Proof. The equivalence of (1) and (2) follows from Theorem 14.33.1.

Assume (3). By Lemma 14.33.3 we see that $A \to B$ is flat. By Lemma 14.31.8 we see that $k \to \overline{B}$ is formally smooth in the $\mathfrak m_{\overline{B}}$-adic topology. Thus (2) holds.

Assume (2). Lemma 14.31.4 tells us formal smoothness is preserved under completion. The same is true for flatness by Algebra, Lemma 9.93.4. Hence we may replace $A$ and $B$ by their respective completions and assume that $A$ and $B$ are Noetherian complete local rings. In this case choose a diagram $$\xymatrix{ S \ar[r] & B \\ R \ar[u] \ar[r] & A \ar[u] }$$ as in Lemma 14.32.3. We will use all of the properties of this diagram without further mention. Fix a regular system of parameters $t_1, \ldots, t_d$ of $R$ with $t_1 = p$ in case the characteristic of $k$ is $p > 0$. Set $\overline{S} = S \otimes_R k$. Consider the short exact sequence $$0 \to J \to S \to B \to 0$$ Since $B$ is flat over $A$ we see that $J \otimes_R k$ is the kernel of $\overline{S} \to \overline{B}$. As $\overline{B}$ and $\overline{S}$ are regular we see that $J \otimes_R k$ is generated by elements $\overline{x}_1, \ldots, \overline{x}_r$ which form part of a regular system of parameters of $\overline{S}$, see Algebra, Lemma 9.101.4. Lift these elements to $x_1, \ldots, x_r \in J$. Then $t_1, \ldots, t_d, x_1, \ldots, x_r$ is part of a regular system of parameters for $S$. Hence $S/(x_1, \ldots, x_r)$ is a power series ring over a field (if the characteristic of $k$ is zero) or a power series ring over a Cohen ring (if the characteristic of $k$ is $p > 0$), see Lemma 14.32.2. Moreover, it is still the case that $R \to S/(x_1, \ldots, x_r)$ maps $t_1, \ldots, t_d$ to a part of a regular system of parameters of $S/(x_1, \ldots, x_r)$. In other words, we may replace $S$ by $S/(x_1, \ldots, x_r)$ and assume we have a diagram $$\xymatrix{ S \ar[r] & B \\ R \ar[u] \ar[r] & A \ar[u] }$$ as in Lemma 14.32.3 with moreover $\overline{S} = \overline{B}$. In this case the map $$S \otimes_R A \longrightarrow B$$ is an isomorphism as it is surjective and an isomorphism on special fibres, see Algebra, Lemma 9.94.1. Thus by Lemma 14.31.8 it suffices to show that $R \to S$ is formally smooth in the $\mathfrak m_S$-adic topology. Of course, since $\overline{S} = \overline{B}$, we have that $\overline{S}$ is formally smooth over $k = R/\mathfrak m_R$.

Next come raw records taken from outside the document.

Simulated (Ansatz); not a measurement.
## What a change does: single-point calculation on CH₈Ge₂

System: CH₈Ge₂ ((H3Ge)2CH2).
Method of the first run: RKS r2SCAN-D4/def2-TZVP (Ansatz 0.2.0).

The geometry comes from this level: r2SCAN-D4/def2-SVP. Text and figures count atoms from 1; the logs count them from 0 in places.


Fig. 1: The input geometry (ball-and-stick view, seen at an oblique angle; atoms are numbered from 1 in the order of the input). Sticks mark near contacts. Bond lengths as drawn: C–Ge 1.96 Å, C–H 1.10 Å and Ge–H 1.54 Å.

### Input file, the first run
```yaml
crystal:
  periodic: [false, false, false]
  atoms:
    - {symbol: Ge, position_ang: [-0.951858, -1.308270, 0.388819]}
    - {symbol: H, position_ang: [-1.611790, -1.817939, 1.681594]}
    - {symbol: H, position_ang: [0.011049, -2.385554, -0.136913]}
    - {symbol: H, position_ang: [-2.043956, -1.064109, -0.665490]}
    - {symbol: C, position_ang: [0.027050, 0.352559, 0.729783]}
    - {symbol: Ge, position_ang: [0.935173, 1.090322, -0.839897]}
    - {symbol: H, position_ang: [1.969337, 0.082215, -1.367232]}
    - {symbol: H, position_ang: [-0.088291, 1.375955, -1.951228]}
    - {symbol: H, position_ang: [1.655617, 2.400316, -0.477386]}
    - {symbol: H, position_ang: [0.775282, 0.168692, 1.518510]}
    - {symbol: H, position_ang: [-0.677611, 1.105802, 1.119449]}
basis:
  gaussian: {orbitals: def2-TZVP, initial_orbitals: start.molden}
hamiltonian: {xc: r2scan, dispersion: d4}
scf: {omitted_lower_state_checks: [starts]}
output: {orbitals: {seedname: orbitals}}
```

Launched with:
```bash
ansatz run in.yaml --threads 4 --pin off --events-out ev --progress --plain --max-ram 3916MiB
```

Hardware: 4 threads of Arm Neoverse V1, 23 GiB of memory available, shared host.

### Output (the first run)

Choose elements $y_1, \ldots, y_m \in S$ such that $t_1, \ldots, t_d, y_1, \ldots, y_m$ is a regular system of parameters for $S$. If the characteristic of $k$ is zero, choose a coefficient field $K \subset S$ and if the characteristic of $k$ is $p > 0$ choose a Cohen ring $\Lambda \subset S$ with residue field $K$. At this point the map $K[[t_1, \ldots, t_d, y_1, \ldots, y_m]] \to S$ (characteristic zero case) or $\Lambda[[t_2, \ldots, t_d, y_1, \ldots, y_m]] \to S$ (characteristic $p > 0$ case) is an isomorphism, see Lemma 14.32.2. From now on we think of $S$ as the above power series ring.

The rest of the proof is analogous to the argument in the proof of Theorem 14.33.1. Choose a solid diagram $$\xymatrix{ S \ar[r]_{\bar\psi} \ar@{-->}[rd] & N/J \\ R \ar[u]^i \ar[r]^\varphi & N \ar[u]_\pi }$$ as in Definition 14.31.1. As $J^2 = 0$ we see that $J$ has a canonical $N/J$ module structure and via $\bar\psi$ a $S$-module structure. As $\bar\psi$ is continuous for the $\mathfrak m_S$-adic topology we see that $\mathfrak m_S^nJ = 0$ for some $n$. Hence we can filter $J$ by $N/J$-submodules $0 \subset J_1 \subset J_2 \subset \ldots \subset J_n = J$ such that each quotient $J_{t + 1}/J_t$ is annihilated by $\mathfrak m_S$. Considering the sequence of ring maps $N \to N/J_1 \to N/J_2 \to \ldots \to N/J$ we see that it suffices to prove the existence of the dotted arrow when $J$ is annihilated by $\mathfrak m_S$, i.e., when $J$ is a $K$-vector space.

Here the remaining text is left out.